My thoughts on general comments kind of got out of hand (as they often do) but here they are.

Adding (or subtracting) acid to a DI mash of a malt the amount required to establish a given pH is

mEq/kg = a*(pH - pHdi) + b*(pH - pHdi)^2 +...

where *pHdi* is the DI pH and *a, b, c *... are coefficients which describe the buffering capacity:

d(mEq/kg)/dpH = a + 2*b*(pH - pHdi) + ...

A program which estimates mash pH clearly needs values of *a*, *b* and *c *for each malt in order to be able to determine the way in which exchange of protons shifts its pH. *a*, *b*, *c* and *pHdi *are obtained by taking measurements on the malts.

The relationship between malt, acid and pH is tied up in

mEq/kg = a*(pH - pHdi) + b*(pH - pHdi)^2 +...

and one way or another any program which wants to estimate mash pH must use that relationship. If the program does not have *a, b, c*, and *pHdi* it must obtain estimated values for them - all of them. Some maltsters specify the pH of a Congress mash in their product data sheets but by no means all. If we bought a whole bunch of malt samples and mashed them with DI water and measured the pH we might find some correlation between pHdi and, say, color or pHdi and malt type and of course this is what Kai did and so, based on his work, we can obtain an estimate of pHdi based on nothing more than the malt color. Is it a good estimate? No, but it is better than nothing at all and thousands of guys using it in popular spreadsheets have gotten adequate, if not spectacular, results.

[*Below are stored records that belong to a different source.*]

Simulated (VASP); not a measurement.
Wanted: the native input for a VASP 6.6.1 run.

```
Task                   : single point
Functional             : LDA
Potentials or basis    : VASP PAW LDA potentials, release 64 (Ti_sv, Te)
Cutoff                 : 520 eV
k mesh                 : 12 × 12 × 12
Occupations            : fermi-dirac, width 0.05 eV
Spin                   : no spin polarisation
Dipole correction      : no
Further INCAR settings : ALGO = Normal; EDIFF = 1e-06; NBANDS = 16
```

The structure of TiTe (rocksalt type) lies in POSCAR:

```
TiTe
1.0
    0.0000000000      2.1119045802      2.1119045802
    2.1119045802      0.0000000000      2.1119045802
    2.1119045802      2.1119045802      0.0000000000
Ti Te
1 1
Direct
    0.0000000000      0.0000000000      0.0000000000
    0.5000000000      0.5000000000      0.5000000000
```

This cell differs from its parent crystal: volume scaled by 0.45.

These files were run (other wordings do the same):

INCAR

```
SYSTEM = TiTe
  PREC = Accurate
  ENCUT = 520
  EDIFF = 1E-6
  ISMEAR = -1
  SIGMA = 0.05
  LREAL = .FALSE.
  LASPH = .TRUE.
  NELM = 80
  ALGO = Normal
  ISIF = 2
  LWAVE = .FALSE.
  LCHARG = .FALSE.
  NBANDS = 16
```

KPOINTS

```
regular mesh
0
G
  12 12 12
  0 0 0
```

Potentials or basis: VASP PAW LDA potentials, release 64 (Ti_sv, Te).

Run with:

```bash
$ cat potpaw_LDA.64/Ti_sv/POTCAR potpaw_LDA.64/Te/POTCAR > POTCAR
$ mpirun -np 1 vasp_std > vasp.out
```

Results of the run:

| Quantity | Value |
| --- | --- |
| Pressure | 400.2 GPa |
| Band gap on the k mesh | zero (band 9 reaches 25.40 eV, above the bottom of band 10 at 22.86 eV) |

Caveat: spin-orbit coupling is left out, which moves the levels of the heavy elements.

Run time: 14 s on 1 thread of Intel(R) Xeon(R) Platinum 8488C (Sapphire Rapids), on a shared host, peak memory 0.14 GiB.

So now on to *a, b,* and *c*. Where do we get numbers for those? One place to start might be Kolbach's observation that the pH of knockout wort shifts by 0.084 for each mEq/L change in residual alkalinity and apply that to mash. As a kg of malt is typically given 3 L of water in a mash that says that the mash buffering must be about -36 mEq/kg•pH. Many malts do in fact have buffering capacities near their DI mash pH's of about -36 mEq/kg•pH. But others do not. Could we do better if we made the DI mash and then added some acid to see how much the pH changed? Of course and Kai did that too getting data which, for each malt, gave the amount of pH shift per mEq added acid (or data at least from which they could be obtained). This was pioneering work (at least for home brewers) and so Kai should hardly be surprised that others building on what he did would find better ways to make the measurements. The major shortcomings of his method are that he did not recognize that *b* and *c*, while perhaps small for some malts and insignificant if we stay close to *pHdi* (which we do with base malts but not high colored malts) are not 0 and he did not allow for the fact that one must wait for 20 - 30 minutes before taking a pH measurement. Nevertheless his measurements are better than using the same 36 mEq/kg•pH for every malt.

Now that we have pHdi and a we have the model

mEq/kg = a*(pH - pHdi) = a*pH - a*pHdi

When we mix a bunch of malts some will add acid and some will absorb acid. It is clear that all the protons absorbed have to equal all the protons given up so that if the masses of the individual malts are *m1, m2, m3*...

a1*pH*m1 - a1*pHdi1*m1 + a2*pH*m2 - a2*pHdi2*m2 + a3*pH*m3 - a3*pHdi1*m3 = 0

This can clearly be solved for pH (as it is linear in pH) and so we have a way of prediciting mash pH from the a's and DI pH's of the malts in the case where there is no alkalinity to be dealt with. If alkalinity is present we can simply argue that in getting to mash pH we need an amount of acid that is nearly always pretty close to 90% of the alkalinity (in mEq/L) and solve

a1*pH*m1 - a1*pHdi1*m1 + a2*pH*m2 - a2*pHdi2*m2 + a3*pH*m3 - a3*pHdi1*m3 + 0.9*V*alk= 0

in which V is the volume of the water, for pH (there is one more term for phytin/calcium protons). This is what the current generation of spreadsheets have to do. The accuracy they are capable of achieving is limited by

1)The *a'*s and and *pHdi*'s are not those of the malts actually being mashed but rather estimates based on color (which isn't a very good basis for estimates) or similarity to measurements made on another malt which measurements were not as good as they could be

2)The malt model is linear and malts aren't. This results in error through a couple of mechanisms but for base malts these are small as pH and pHdi are close. In colored malts the errors are larger but it is tempting to think that as the the amounts of those malts are small in proportion to the base malts those larger errors might not be significant. We can't reason this problem away in this manner though because the volume of protons contributed by those dark malts is of comparable magnitude to the volume absorbed by the base malts. Better predictions are, thus, possible when dark malts are not used or when they are small contributors to proton supply.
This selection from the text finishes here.